I was recently looking at an issue where a large database server was running out of temp space. The issue had occurred in the past, so the goal was to identify what had been causing the system to run out of temp. Although ORA-1555 messages will appear in the database alert log (with query text) when a query runs out of temporary space, they only talk about the query that was “unlucky” enough to be attempting to get space when the tablespace was full, not who was using the temp space.
A quick web search shows that most people seem to be querying current tables. Coskan Gundogar blogged about a historical monitoring script he wrote but only drilled down into a specific session and serial number.
A quick look at AWR showed that v$tempseg_usage had no direct historical view. There is dba_hist_tbspc_usage info for the temp tablespace, but it only shows aggregate usage.
However, dba_hist_active_sess_history, the AWR samples of active session history data, has a new column in 11gR2: TEMP_SPACE_ALLOCATED. From the docs:
Amount of TEMP memory (in bytes) consumed by this session at the time this sample was taken.
Having temp usage in a table like ASH is actually much more useful than a v$tempseg_usage capture since it lets us drill down not only to the query, but also to the exact SQL plan and plan step where the temp space is being used.
Querying out the data requires a bit of elbow grease though: There is no delta column like for the I/O and time model stats, so we need to use some fancy analytic functions to compute the delta values ourselves.
dba_hist_active_sess_history itself is a view composed of multiple joins on the back end, so it takes quite a while to query. I generally create a fixed version of the table with the timestamp I want to analyze, in order to speed up the queries later. And since this is an Exadata system, I’ll take advantage of hybrid columnar compression. Adjust the begin_interval_time
range to match the date range you’re looking at.
CREATE TABLE marc_ash COMPRESS FOR QUERY LOW as SELECT * FROM dba_hist_active_sess_history WHERE dbid = (SELECT dbid FROM v$database) AND snap_id IN (SELECT snap_id FROM dba_hist_snapshot WHERE dbid = (SELECT dbid FROM v$database) AND begin_interval_time BETWEEN To_date( '20-DEC-2012 05:00', 'dd-mon-yyyy hh24:mi') AND To_date( '20-DEC-2012 10:00', 'dd-mon-yyyy hh24:mi'));
(Side note: I’m trying out an online SQL beautifier tool. Readers, do you find this format easier to read?)

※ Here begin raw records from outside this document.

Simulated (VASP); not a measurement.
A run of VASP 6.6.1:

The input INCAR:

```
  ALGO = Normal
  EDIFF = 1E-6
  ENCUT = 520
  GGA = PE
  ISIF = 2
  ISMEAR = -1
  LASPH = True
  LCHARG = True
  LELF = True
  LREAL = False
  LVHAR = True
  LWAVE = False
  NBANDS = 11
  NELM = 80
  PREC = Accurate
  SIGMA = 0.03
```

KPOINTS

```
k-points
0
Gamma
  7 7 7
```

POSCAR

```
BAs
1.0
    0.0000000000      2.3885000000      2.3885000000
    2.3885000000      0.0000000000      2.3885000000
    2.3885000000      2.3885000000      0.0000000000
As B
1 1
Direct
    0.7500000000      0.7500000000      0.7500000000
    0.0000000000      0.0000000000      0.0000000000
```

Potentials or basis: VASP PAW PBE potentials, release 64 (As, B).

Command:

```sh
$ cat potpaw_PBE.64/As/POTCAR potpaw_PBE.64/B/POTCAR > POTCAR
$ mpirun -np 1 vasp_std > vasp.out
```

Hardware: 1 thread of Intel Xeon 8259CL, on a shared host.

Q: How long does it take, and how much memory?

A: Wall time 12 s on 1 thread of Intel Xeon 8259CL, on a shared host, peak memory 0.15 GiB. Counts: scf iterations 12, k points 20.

Once the base table is created, I can query it:
(Thanks to Randolf Geist for pointing out a missing grouping for parallel execution)
SELECT * FROM (SELECT Rank() over ( ORDER BY SUM(Nvl(temp_space_delta, 0)) DESC) position, sql_id, sql_plan_hash_value, sql_plan_operation, sql_plan_line_id, Count(DISTINCT sql_exec_id) total_execs, Trunc(SUM(Nvl(temp_space_delta, 0)) / 1024 / 1024) ||'m' temp_usage FROM (SELECT sql_exec_id, sql_id, sql_plan_hash_value, sql_plan_operation, sql_plan_line_id, temp_space_allocated - Nvl(Lag(temp_space_allocated, 1) over ( PARTITION BY sql_exec_id, sql_id, session_id ORDER BY sample_id), 0) temp_space_delta FROM marc_ash) GROUP BY sql_id, sql_plan_operation, sql_plan_hash_value, sql_plan_line_id) WHERE position <= 10 ORDER BY position;
A bit of explanation is in order: The core of the query selects from marc_ash using the lag() analytic function to get the previous temp space allocation for the same execution, SQL statement, and parallel query process, and subtracts it to get the difference in temp space usage for the current sample. I then take this result, plus some information about the SQL step executing, and group it by SQL ID, plan operation, and line ID. And finally, I sort the results, keeping the top 10, and apply some formatting to the result.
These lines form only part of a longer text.